Do magnets have stronger attractive/repulsive forces in space? I was reading about electromagnetism and gravity and their relationship in the Einstein field equations, where I stumbled across this post: Does gravity affect magnetism, vice-versa, or do they "ignore" each other?
So my question now is does gravity affect the ability of a magnet to repel/attract other magnets? For example, if I were to set up two identical experiments, one on space and one on earth, where identical magnets were placed a distance from each other, would one experiment yield faster attraction times than the other? Putting friction forces and air resistance aside, of course. Thanks!
 A: Gravity does not directly couple to electromagnetism. If it did, then we could use batteries and coils of wire or capacitors to make gravity, and generate electricity in a wire by moving it around in a gravitational field.

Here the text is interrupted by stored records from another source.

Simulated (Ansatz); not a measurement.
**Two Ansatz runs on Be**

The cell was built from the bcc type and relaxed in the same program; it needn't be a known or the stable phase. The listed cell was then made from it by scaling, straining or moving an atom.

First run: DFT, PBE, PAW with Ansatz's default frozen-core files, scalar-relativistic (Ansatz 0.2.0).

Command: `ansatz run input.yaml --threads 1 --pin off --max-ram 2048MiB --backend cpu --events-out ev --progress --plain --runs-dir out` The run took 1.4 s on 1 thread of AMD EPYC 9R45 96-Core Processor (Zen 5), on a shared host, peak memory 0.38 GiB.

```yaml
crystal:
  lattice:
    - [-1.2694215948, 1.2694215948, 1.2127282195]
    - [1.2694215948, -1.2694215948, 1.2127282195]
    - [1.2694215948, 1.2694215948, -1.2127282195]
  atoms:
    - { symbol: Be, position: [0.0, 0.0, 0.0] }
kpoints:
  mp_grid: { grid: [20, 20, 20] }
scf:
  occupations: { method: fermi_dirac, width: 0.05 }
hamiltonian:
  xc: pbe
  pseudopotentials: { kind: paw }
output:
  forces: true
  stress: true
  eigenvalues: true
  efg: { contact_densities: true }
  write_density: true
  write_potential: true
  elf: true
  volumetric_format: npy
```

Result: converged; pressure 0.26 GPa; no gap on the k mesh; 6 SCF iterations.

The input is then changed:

Energy does couple to gravity; in this sense a hot object will weigh a tiny, tiny bit more than it did when it was cold, a compressed spring will weigh a tiny, tiny bit more than it did when it was relaxed, and so on. This means a strongly-magnetized piece of samarium-cobalt magnet material will also weigh a tiny, tiny bit more than it did before it was magnetized.
But all these effects are far too small to measure.
A: Permeability of air is larger than that of vacuum. With a ratio of 1.00000037. So force in your experiment on earth will be this much stronger just because of air as a medium.
If you would ask an outside observer, he would also notice the time dilation due to Earth's gravitation well, it will make exprtiment run a bit slower, 1-(7e-10). Same effect for the Sun and Milky Way, but im not sure how to calculate it.
You could also account for Earth's motion, it would make the experiment a bit slower, by 1-(1e-12) for spinning, 1-(5e-9) for orbital motion around the sun and 1-(3e-7) for its motion around the Milky Way
If your magnets will be really, really strong, you would create matter, that would create gravitational force in return. You probably wont be able to get such magnetic field.
But you dont even need that strong of a field in order to affect gravity. Since energy and matter are not that different, adding more energy into your magnetic field will already create more gravitational force. A bit. A Hiroshima's nuke worth of energy would add gravitational force the same as would 7 grams. So if you can measure gravitational force of your energy, you either have very good measuring tools, or you should be really really careful.
1-(4e-3) means "1 minus 4 with 3 leading zeros: 1-0.004, or 0.996". Lazy way to write long numbers. Scientists use it, but we can use it too. 7e4 would mean 7 with 4 zeros after it, 70000.
If you wanted to make a flying skateboard with fridge magnets, then no, it wont work. Even if YouTube shows otherwise.